VARIOUS political parties and celebrities yesterday urged the youth to be responsible citizens and to learn from the class of '76.

Several political leaders expressed this message during the unveiling of tombstones of Soweto uprisings student leaders Tsietsi Mashinini and Khotso Seatlholo at Avalon Cemetery in Soweto.

The unveiling was part of the 35th anniversary commemoration of the uprising.

On June 16 1976 Mashinini and Seatlholo were among the organisers of a march by Soweto students protesting against the use of Afrikaans as a medium of instruction. The march ended with the fatal shooting of 13-year-old Hector Pieterson and many others, while hundreds of unarmed youths were wounded by apartheid security forces.

Mashinini and Seatlholo were buried side by side.

Mashinini's brother Mpho said: "They lived in the Struggle together as comrades. It is good for them that today they are remembered as heroes who are among those who fought for the liberation of this country."

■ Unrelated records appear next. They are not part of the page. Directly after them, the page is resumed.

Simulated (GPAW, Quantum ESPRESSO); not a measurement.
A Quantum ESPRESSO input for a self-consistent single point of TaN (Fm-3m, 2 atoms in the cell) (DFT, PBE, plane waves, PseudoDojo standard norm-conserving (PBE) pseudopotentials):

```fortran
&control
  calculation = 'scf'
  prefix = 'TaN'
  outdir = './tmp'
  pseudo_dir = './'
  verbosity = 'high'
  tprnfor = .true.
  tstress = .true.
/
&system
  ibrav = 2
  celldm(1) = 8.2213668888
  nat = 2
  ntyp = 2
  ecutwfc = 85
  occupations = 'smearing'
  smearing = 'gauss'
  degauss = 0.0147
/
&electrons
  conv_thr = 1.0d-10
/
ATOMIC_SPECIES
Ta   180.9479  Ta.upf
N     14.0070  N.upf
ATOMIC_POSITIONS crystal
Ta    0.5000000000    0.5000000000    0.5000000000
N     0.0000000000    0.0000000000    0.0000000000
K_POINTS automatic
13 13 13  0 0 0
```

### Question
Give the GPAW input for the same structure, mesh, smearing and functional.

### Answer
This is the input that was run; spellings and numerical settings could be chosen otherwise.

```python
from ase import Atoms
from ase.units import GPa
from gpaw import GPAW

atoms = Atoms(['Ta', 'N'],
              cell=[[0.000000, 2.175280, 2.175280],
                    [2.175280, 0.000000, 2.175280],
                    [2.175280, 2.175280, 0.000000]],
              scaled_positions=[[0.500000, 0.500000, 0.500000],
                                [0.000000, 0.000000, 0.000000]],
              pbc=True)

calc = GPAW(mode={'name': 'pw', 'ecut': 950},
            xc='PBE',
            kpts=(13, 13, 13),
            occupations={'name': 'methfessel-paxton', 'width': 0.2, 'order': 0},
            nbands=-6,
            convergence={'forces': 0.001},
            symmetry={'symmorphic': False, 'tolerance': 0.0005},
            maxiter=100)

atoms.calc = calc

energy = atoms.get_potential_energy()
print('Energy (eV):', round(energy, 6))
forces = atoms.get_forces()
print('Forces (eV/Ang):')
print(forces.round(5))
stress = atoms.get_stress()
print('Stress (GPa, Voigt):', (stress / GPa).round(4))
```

Bontle Setshogoe, who represented the ANC, said: "Our black children have lost the moral fibre and need to stop all their wrongdoings. Today the entire world is looking upon us as role models, and our children need to improve their behaviour."

Azapo's Strike Thokoana said: "The language of the oppressor became a spark of the revolution to liberate our country. This country must not forget other fallen heroes like Mbuyisa Makhubu, who also contributed on that fateful day."

PAC spokesperson Lehlohonolo Shale said: "We salute our heroes. Today the majority of our people are living in poverty and many are landless. It is sad that after 17 years of democracy, 76percent of our land is still in the hands of a minority."

Speaking during a wreath-laying ceremony at the Hector Pieterson Memorial in Orlando West, Gauteng Premier Nomvula Mokonyane said "the fact that there is a nonracial education system today is a victory for the youth of 1976".

National Youth Development Agency chairperson in Gauteng, Simon Molefe, encouraged learners to take education seriously.

Molefe lashed out at learners who are normally seen drinking alcohol at Ghandi Square in Johannesburg on Fridays.

Various celebrities and athletes took part in a march from Morris Isaacson High School in Jabavu to Phefeni Junior Secondary in Orlando West, Soweto.

Among them were former Miss SA Joan Ramagoshi-Madibeng, TV and radio presenters, kwaito "king"Arthur Mafokate and football stars including Orlando Pirates player Tlou Segolela and Platinum Stars' Thuso Phala.

They all participated in the march clad in school uniforms.

Metro FM presenter Azania Ndoro said: "We are here in Soweto today to remind ourselves where we come from. What we need to ask ourselves today is if the youth of 1976 could face the brutality of the apartheid regime, what could prevent us from fighting crime such as rape, women and child abuse?"

Ramagoshi-Madibeng said: "They fought to ensure that today's youth is free. I could not miss this chance to pay respect to them."